Reproduce the BPE tokenizers¶

The bundled BPE models live in ricelang/model/bpe_*.json. There are 24 per-language tokenizers (16k vocab each, ~1 MB each) plus one multilingual model (bpe_multi.json, 32k vocab, ~2 MB).

Retrain all¶

uv run python scripts/train_bpe.py --all

This trains every per-language BPE (using corpus files matching <lang>_*.txt) plus the multilingual one (trained on every *.txt). Takes ~5 minutes total.

Retrain one¶

# Per-language: globs <lang>_*.txt in the corpus dir
uv run python scripts/train_bpe.py --lang mya

# Multilingual: trains on every *.txt
uv run python scripts/train_bpe.py --lang multi

What the pre-tokenizer does¶

For Burmese / Karen / Khmer / Thai / Lao / CJK, BPE training has a chicken-and-egg problem: the script has no whitespace, so the whole sentence becomes one giant "word" before BPE even sees it.
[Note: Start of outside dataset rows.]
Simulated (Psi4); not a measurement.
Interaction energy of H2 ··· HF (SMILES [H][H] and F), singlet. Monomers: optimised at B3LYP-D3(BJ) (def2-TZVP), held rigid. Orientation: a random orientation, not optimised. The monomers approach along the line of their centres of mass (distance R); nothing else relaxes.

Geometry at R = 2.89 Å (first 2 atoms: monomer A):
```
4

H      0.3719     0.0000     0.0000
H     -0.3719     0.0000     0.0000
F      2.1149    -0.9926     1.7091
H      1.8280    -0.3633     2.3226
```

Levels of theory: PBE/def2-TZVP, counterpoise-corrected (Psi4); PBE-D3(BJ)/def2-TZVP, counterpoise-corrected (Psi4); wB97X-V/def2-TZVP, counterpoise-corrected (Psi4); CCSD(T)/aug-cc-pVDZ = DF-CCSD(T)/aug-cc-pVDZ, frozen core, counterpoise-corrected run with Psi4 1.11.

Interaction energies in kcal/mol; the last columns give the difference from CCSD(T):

ricelang's pre-tokenizer splits on two boundaries:

Whitespace — for languages that actually use it (English, Latin Karen/Chin variants, Vietnamese, Tagalog, etc.).
Script transitions — (?<=[<Asian-script>])(?=[A-Za-z0-9]) and the reverse. This isolates loanwords. Pathian and ဖေဖေ end up in separate pre-tokens.

The supported Asian-script ranges include Devanagari, Tamil, Thai, Lao, Myanmar, Khmer, CJK, and Kayah Li.

Tuning knobs¶

Flag	Default	Effect
`--vocab-size`	16000	Vocabulary size for per-language BPEs
`--multi-vocab-size`	32000	Vocabulary size for the multilingual BPE
`--min-frequency`	2	Minimum count for a merge to be added
`--corpus DIR`	`../corpus/data`	Where to read `*.txt` from
`--out-dir DIR`	`ricelang/model`	Where to write `bpe_*.json`

Tiny corpora (e.g. kvq Geba Karen at 8k verses) will naturally plateau below the target vocab. That's fine.

Add a new BPE¶

To add a BPE for a language not currently in LANGS, edit scripts/train_bpe.py:

LANGS = [
    ..., "shn",
    "your_lang",   # add here
]

Then drop a your_lang_youversion.txt (or whatever source) into the corpus dir and run --lang your_lang. The new BPE auto-bundles into wheels via the [tool.hatch.build.targets.wheel.force-include] block in pyproject.toml once you add the entry there too.